Another policy-related issue I want to talk about is that the landfill can and should check Sierra County residency for allowance into the site for dumping. There is no reason employees can’t check proof of residency before allowing customers through the gate. We already stop vehicles for load checking, so what is one more safeguard to insure our landfill is not being used by non-residents who don’t pay taxes to support solid waste expenses and upkeep. Again, this has a lot to do with accountability to the tax payer here.
The budget shortfall of $12,000 you ask about, can be fixed by cutting that amount directly out of the Miscellaneous line in the Solid Waste Operations Budget which is $13,548. If you can’t tell us what your spending the money on, then why is it so important that it causes solid waste to fail "budgetarily" at the end of the year? We have to work harder to cut expenses, taxes, fees and the burden on tax payers.
Transfer station closures are something I would have to take a serious look at, but at some point due to financial issues we may have to go toward a mandatory pickup system like they have in Washoe County. We will have to cross that bridge when we get there.
B:1 If elected, how would you propose to deal with the pending solid waste crisis?
My job as a county supervisor would be to find ways to manage the crisis, whether that be to petition the State for an alternative solution, find a way to pay for the liner in the next decade or prepare the community for the closure. I would like to see the landfill stay open.
C. The economic depression, resulting falling timber revenues, and the crisis at the state has forced difficult decisions on the supervisors. A large budget item is personnel. All employers have to balance the need for qualified employees with the need to pay as little as is feasible. What suggestions do you have for meeting that balance with County employees?
Yes, there is definitely a balance between qualified employees and the need to pay less in our struggling rural county. Balance is the key word, because if you look at the $3.6 million dollars in a certain Sierra County budget, we have to ask ourselves why $1.9 million of that is payroll in a county of 3, 000 residents. That would not be a balanced figure in private industry. The reality of our current economic climate, and the size of our county is not the kind of reality which fosters super high salaries of employees who reach a certain seniority. We need to come to terms with that or we will never get our house in order. There must be a way to balance payroll and the need to be responsible to our tax payers, as well as State/County budgetary shortfalls.
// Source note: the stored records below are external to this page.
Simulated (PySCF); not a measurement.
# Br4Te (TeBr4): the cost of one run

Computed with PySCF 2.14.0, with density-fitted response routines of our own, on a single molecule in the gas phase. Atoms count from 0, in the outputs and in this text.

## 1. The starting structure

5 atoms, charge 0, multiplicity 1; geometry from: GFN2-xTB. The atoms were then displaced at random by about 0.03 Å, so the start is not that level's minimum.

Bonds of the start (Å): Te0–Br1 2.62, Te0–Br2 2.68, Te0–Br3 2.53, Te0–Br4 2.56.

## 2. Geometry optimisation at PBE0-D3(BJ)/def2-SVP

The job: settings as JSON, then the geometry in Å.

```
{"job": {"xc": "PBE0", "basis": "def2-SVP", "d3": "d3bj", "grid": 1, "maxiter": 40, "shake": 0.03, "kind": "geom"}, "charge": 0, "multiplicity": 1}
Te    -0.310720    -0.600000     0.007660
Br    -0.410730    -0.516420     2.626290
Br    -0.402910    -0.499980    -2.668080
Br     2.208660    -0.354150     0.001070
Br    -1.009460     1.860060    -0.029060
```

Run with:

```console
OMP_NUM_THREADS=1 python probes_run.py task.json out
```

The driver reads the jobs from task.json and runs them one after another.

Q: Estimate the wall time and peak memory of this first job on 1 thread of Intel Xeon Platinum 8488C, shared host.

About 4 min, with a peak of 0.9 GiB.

D. The supervisors have to travel a great deal, and most often they do so out of pocket. The travel is to take part in groups that support rural counties, like RCRC, biomass groups, QLG and so on. Those networks give Sierra County clout greater than its small size. The supervisors approved a salary increase some time ago but it has never been collected. Would you be able to travel to county membership groups?
This is a great question because I don’t think the community at large really understands how much time, work and travel is involved in the business of a productive county supervisor. Often out-of-pocket expenses are not covered by the county.
I would do my best to be as involved as possible because RCRC and the other rural community related organizations are important to our county. As a private citizen, I have to cover my own costs of travel when I travel to meetings, and volunteer time at the Economic Committee for ideas on how to improve our economy. I do this because I think it’s important and it is a service to our community. The reason I’m running in the first place, is to serve the people. I will stay involved and stay active, yes.
E. One of the most important, and riskiest, roles the Board of Supervisors has is as mediator in land use decisions. The supervisors balance the needs of residents and communities with the environment and state and federal requirements. What philosophy would you use to guide your land use goals?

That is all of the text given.